MCCAMMON: Current polling shows Trump not even reaching 5 percent. Democratic strategist Jamal Simmons, who is African-American, calls the idea of Trump getting a large share of the black vote a pipe dream.

JAMAL SIMMONS: Black voters are still looking at what he says about Mexicans. And we know that once you start identifying people by racial group - or Muslims, by religion - you start that circle. It tends to come back around and smack black voters in the face pretty quickly.

MCCAMMON: GOP strategist Ron Christie, who is also black, says Trump should start by spending more time in black communities.

RON CHRISTIE: All black folks aren't in jail. All black folks aren't on welfare. All black folks aren't poor. But Republicans, I think, have made the mistake of putting the largely African-American messaging in terms of crime, poverty and welfare, rather than talking about empowerment, self-sufficiency and achieving the American dream.

MCCAMMON: Jamal Simmons says the Trump campaign's message to African-Americans may actually be aimed at suburban white women.

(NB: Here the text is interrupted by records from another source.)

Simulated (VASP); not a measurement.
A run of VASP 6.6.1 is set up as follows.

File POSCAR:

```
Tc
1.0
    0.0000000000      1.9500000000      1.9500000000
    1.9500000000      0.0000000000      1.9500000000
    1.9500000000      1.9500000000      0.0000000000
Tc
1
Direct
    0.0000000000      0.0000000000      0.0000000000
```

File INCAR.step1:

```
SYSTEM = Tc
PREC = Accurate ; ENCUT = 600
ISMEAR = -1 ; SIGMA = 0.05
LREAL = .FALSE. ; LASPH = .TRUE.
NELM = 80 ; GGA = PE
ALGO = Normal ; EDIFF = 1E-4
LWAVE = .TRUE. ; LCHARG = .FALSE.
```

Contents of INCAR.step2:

SIMMONS: Those voters are primed to vote for a Republican, but they don't necessarily want to be associated with somebody who has racist or bigoted views.

MCCAMMON: While white voters make up the overwhelming majority of his supporters, Trump will take his message to a majority black community this week when he holds a campaign rally in Jackson, Miss., on Wednesday. Sarah McCammon, NPR News.